Portrait of a Lady on Fire

Portrait of a Lady on Fire ★★

Part of my first TIFF dispatch for The Georgia Straight:

Céline Sciamma is not exactly a new voice (her debut feature, Water Lilies, premiered at Cannes over a decade ago, and her critical renown has been on a steady upward trajectory ever since) but she is, for me, an unknown quantity. Portrait of a Lady on Fire, on the other hand, is something quite familiar: a stately costume drama in the cinema du papa tradition, one of those ornate, plushly appointed period pieces that the French turned into an industrial product roughly a century ago, churning them out year over year like factory-made reproductions of Louis XIV commodes.
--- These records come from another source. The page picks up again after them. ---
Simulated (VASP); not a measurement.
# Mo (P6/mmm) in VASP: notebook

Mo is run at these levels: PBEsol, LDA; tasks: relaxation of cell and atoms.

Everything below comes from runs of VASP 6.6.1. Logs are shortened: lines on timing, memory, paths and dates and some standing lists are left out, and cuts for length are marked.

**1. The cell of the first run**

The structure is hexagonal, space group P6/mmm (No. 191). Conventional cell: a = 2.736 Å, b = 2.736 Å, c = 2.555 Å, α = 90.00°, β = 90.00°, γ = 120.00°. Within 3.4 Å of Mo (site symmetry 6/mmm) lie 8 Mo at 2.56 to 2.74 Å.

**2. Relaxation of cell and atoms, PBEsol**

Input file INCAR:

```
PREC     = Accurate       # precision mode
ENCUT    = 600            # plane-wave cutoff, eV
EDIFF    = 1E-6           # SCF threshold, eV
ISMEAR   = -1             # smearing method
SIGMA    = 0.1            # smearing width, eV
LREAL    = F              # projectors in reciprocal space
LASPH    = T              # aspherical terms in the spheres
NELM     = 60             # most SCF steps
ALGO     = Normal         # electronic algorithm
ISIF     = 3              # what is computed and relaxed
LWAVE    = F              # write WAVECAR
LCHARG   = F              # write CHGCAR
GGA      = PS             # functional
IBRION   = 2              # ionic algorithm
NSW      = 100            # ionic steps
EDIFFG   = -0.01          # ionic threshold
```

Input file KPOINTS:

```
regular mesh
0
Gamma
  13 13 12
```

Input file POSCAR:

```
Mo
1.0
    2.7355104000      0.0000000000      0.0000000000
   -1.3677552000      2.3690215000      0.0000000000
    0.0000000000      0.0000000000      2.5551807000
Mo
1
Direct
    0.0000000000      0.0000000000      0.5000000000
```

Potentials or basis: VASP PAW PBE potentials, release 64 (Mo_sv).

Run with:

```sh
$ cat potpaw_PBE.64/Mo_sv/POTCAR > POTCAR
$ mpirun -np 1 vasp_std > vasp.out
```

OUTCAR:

Unfortunately, Sciamma’s newest film is more an output of the assembly line than it is the work of a major auteur entering mid-career maturity. The scopophilic potential of the premise does, for a time, promise a more iconoclastic approach to the shop model: Marianne (Noémie Merlant) is commissioned to paint the portrait of a young woman (Adèle Haenel), but must do so in secret; sidelong advances and furtive glances are the only tools available to the clandestine artist who must scope out her subject from afar. But as an observer herself, Sciamma is rather abashed. She blushes with embarrassment whenever her scenario arouses the pervy pleasures of voyeurism, and her go-to maneuver is to flirt with lusty scopophilia before executing a hasty retreat into chastity and tastefulness. The love affair that inevitably blossoms between artist and model should throb with danger, should pulsate with uneasy suggestions of exploitation and predation, as if the possessiveness of the canvas is synonymous with the desires of the greedy lover. In the very least, it ought to call up the fear of social opprobrium: the world around these women would surely snuff out the flames of lesbian passion at the first sign of smoke. But Sciamma keeps that world offscreen throughout because she is committed to an idea of gay romance that is generous, kind, and thoroughly contemporary. Given the setting, you might even call it utopian, which surely helps explain Portrait of a Lady on Fire’s widespread appeal: it offers the fine gilt pleasures of the period movie while simultaneously providing all the moral conveniences of modern life. Sciamma’s finicky attention to candlelight and 18th century domestic fripperies can’t hide the fact that Portrait of a Lady on Fire actually takes place in the present. And like any ready-made facsimile, the historical varnish is merely a concession to bourgeois tastes, a decorative contrivance, and therefore entirely dishonest.